Highly Recommend MFS
We're looking for elementary, possibly middle, & possibly high
schools that do not have homework or much less than the standard
school. I've heard Beacon Day School doesn't have any for the
K-5 years. Are there any others? Is it possible that any
public schools follow that policy? How about middle school or
even high school?
I keep reading more articles about the growing realization that
homework does not make that much of a difference in how kids
learn and test on various school subjects. As a parent of an
elementary school child, I can see the benefits of learning time
management, but frankly, the homework seems overly redundant and
more like busy work. I'm also really feeling like homework takes
away from the experiences outside of academics that really help
to shape us as well rounded, critical thinkers.
Would love to hear of any schools that parents have found
recognize that and have worked out a curriculum for that.
DONE with homework
Check out The Renaissance School
if you want a school that gives no homework.

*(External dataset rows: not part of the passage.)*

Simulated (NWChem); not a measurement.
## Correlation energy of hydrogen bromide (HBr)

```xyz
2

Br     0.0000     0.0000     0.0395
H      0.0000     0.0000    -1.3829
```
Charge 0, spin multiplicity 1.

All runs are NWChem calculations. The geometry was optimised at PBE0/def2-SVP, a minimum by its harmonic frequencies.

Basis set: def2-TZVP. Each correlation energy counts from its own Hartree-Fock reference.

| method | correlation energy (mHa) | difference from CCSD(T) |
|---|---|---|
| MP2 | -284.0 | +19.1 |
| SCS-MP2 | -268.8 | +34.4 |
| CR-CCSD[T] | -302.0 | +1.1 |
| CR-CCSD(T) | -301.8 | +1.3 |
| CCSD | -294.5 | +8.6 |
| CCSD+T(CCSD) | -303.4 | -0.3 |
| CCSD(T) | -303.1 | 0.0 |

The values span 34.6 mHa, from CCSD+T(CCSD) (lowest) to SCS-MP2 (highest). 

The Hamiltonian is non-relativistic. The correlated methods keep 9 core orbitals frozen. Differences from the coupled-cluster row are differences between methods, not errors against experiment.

It's a pre-school through middle school Montessori school located in the Dimond
District in Oakland. We too were appalled at the amount of homework even
Kindergarteners get in many schools, both public and private, and have felt
that The Renaissance School is refreshing in its approach to education. The
Renaissance School has a wonderful program, including strong foreign language,
music, and art. The elementary kids start their day at 8am with a half an hour
of singing. The regular school day ends at 3:30pm for the elem kids, but they
can stay as late as 6pm either continuing to work on things from earlier in the
day, or engaging in many addition interesting activities. The only thing the
elementary children are required to do outside of school is regular reading
which we think is a good thing.
I assume that many have viewed the excellent film ''Race to Nowhere'' as it
raises the issue of overworked kids. I'd recommend it to anyone who shares your
concerns about saturating a young student's time. I am a college professor (15
years teaching) and I have seen in the past ten years freshmen students'
capacity for reflection and unstructured problem-solving diminish severely and
alarmingly. And, I think much of this problem is due to incredibly structured
formative years -- homework, grades, and too many after school
classes/activities at the expense of ''free'' time. I will be looking at the
posts regarding your question about middle and high schools because I have the
same concerns as you.
My own child attends
(El Cerrito/Richmond hills). It is a K-5
Cooperative and supports the idea that kids and their families do interesting
and educational things during free time. The cooperative nature of the school
means parents are engaged in the education of their children and work with the
teachers on all aspects of the school. Homework is limited in scope, it
increases slightly by grade level to gently introduce the concept of organizing
one's time and meeting deadlines as preparation for middle school. But the work
is often given in a weekly packet (not daily) and is more creative than the
worksheets that I see friends' children doing nightly for public school. My
third grader is able to adjust his homework around other activities and he has
time to play and relax after school. He actually has time to engage all of the
educational toys and books that we have amassed over the years and that he
works on self-initiated creative projects -- plus a little homework -- tells me
that balance is there for him. My third grader chooses to film and edit his own
movies, composes music, reads books, and builds ridiculously complicated Lego
structures --all after school because he has time to do it. Crestmont honors
the spirit of childhood encouraging fantasy, play, and imagination which I
think allows each child's spirit to flourish in his or her young years and
beyond. Crestmont has no formal grades nor tests and assessment is performed
in written narratives, progress matrices, and parent-teacher meetings. If there
are doubts about this style of education, Crestmont can show that our kids have
historically done very well when they have matriculated to traditional academic
settings in private or public middle schools. If you are interested in K-5, you
can find more info about Crestmont at crestmontschool.org
Parent at Crestmont
I'm glad you also asked about public schools, for there definitely are some
that are actively moving away from having tons of homework. We have a 4th
grader at a BUSD school in which the admin and teachers have made a school-wide
commitment toward reducing homework for all the kids. Of course the actual
homework will be somewhat dependent on the teacher, but I know that it's
discussed, encouraged and facilitated at our school. Our son, for example, has
reading to do and music he should practice daily, but other than that, he has
about 15 minutes a day of something from a weekly packet. Occasionally he'll
have a short math review page as well. He has plenty of time to play and relax
after school and on weekends, which is absolutely essential for his mental
health. [ours as well]
Ask the principals/directors of the schools you tour, and ask about the
policies per grade, and even if teachers have some leeway in what they assign.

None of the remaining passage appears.